The General Wood and the Helen E. at the Pittsburgh wharf.
Old Boat Column

The General Wood And Helen E.

This week, the Old Boat Column presents two images of Upper Ohio River packet boats that are part of a photo collection generously given to this writer by the late J.W. Rutter, former president of the Sons & Daughters of Pioneer Rivermen.

The General Wood was built in 1913 at Slidell, La. Originally named S.L. Elam to honor a judge at Natchez, Miss., the sternwheeler was constructed for the Carter Brothers firm of New Orleans on a wooden hull that measured 181.9 feet in length by 29.8 feet in width. Three boilers supplied steam to compound non-condensing engines having 12- and 24-inch cylinders with a 6-foot stroke.

The boat was purchased by the Liberty Transit Company of Wheeling, W.Va., in 1918, making one Pittsburgh–Cincinnati trip under its original name. The riverboat was then renamed and remodeled into an Ohio River packet, with the removal of the cotton guards and alterations to the cabin.

The vessel was placed into the Pittsburgh–Cincinnati trade with Capt. William Kimble as master. Shortly thereafter, Capt. Ed Dunaway assumed command, with Capt. Dayton Randolph and Capt. Edgar Brookhart as pilots. The engineroom was presided over by chief engineer Lee Markham with Charles Douglass in charge of the purser’s office.

Another view of the Helen E. and General Wood at Pittsburgh.
Another view of the Helen E. and General Wood at Pittsburgh.

The Liberty Transit firm folded in 1923 and the Wood was purchased by the Pittsburgh, Wheeling & Cincinnati Packet Company in April of 1924. Continuing in the Pittsburgh–Cincinnati trade, Capt. Fred Hornbrook took charge of the boat, with Fred Hoyt as purser and William Pollock as clerk.

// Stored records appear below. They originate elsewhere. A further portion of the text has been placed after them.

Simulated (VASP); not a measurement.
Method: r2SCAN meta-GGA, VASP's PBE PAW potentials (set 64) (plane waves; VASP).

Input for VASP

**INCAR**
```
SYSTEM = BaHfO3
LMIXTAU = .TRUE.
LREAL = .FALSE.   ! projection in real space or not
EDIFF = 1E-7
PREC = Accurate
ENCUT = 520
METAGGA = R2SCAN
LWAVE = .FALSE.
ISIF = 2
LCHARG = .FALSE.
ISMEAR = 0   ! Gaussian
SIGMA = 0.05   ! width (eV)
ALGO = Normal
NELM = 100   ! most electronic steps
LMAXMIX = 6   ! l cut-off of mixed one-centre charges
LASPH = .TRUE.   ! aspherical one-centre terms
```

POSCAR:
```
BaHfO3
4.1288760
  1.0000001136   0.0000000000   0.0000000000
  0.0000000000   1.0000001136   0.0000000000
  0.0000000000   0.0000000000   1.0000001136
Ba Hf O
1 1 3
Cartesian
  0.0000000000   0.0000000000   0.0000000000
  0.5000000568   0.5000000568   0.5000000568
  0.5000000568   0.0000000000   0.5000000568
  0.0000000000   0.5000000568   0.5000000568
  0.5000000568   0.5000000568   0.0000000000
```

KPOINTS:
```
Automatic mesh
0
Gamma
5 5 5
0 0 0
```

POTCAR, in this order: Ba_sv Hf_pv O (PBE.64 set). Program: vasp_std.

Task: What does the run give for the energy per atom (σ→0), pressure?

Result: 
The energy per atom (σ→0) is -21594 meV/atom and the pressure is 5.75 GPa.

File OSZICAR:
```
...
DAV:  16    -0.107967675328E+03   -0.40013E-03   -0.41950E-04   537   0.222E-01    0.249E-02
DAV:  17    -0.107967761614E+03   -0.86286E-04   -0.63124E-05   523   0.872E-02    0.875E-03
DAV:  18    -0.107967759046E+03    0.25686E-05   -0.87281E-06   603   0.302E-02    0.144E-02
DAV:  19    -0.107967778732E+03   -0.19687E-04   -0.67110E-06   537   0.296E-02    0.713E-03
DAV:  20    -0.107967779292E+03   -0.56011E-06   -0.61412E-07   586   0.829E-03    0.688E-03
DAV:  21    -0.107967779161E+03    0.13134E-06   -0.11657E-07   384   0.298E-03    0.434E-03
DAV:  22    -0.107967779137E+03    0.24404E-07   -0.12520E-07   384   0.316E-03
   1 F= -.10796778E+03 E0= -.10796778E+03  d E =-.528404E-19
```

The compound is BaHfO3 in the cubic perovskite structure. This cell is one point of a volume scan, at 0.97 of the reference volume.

In early 1927, Hornbrook and Hoyt sold their interest to Bill Pollock and Fred Way Jr. From that time into 1929, the Wood teamed up with the Betsy Ann, managed by Pollock and running in the Pittsburgh–Cincinnati (P&C) trade. In the autumn of 1929, the boat was laid up at Pittsburgh.

In November 1934, the sternwheeler was sold to Pete Milliron, of East Liverpool, Ohio, for use as a wharfboat at that city. During the winter of 1936, the boat sank in the ice and the wreckage collected below Lock and Dam 8, where the remains were scrapped and burned later that summer.

Helen E.

Built at Point Pleasant, W.Va., in 1913, this small sternwheeler was constructed on a wooden hull that was 105 feet long and 20 feet wide. One of the original shareholders was Capt. Gordon C. Greene.

Named for Helen Elizabeth McDade—daughter of the boat’s master, Capt. W.E. McDade—the boat gained notoriety in 1918 when it broke loose at Point Pleasant in an ice gorge and ended up below Madison, Ind., a distance of 293 miles. No one was aboard; the vessel was unharmed and eventually returned home under its own steam.

Later that summer, the steamboat was sold to new owners who added a boiler deck cabin and operated the boat in the Wheeling–New Matamoras trade until 1930. The Helen E. was run briefly in the Pittsburgh–Parkersburg trade in 1931, until the boat was sold in 1934 to Ben Raike who rebuilt it into a towboat named Clairmont.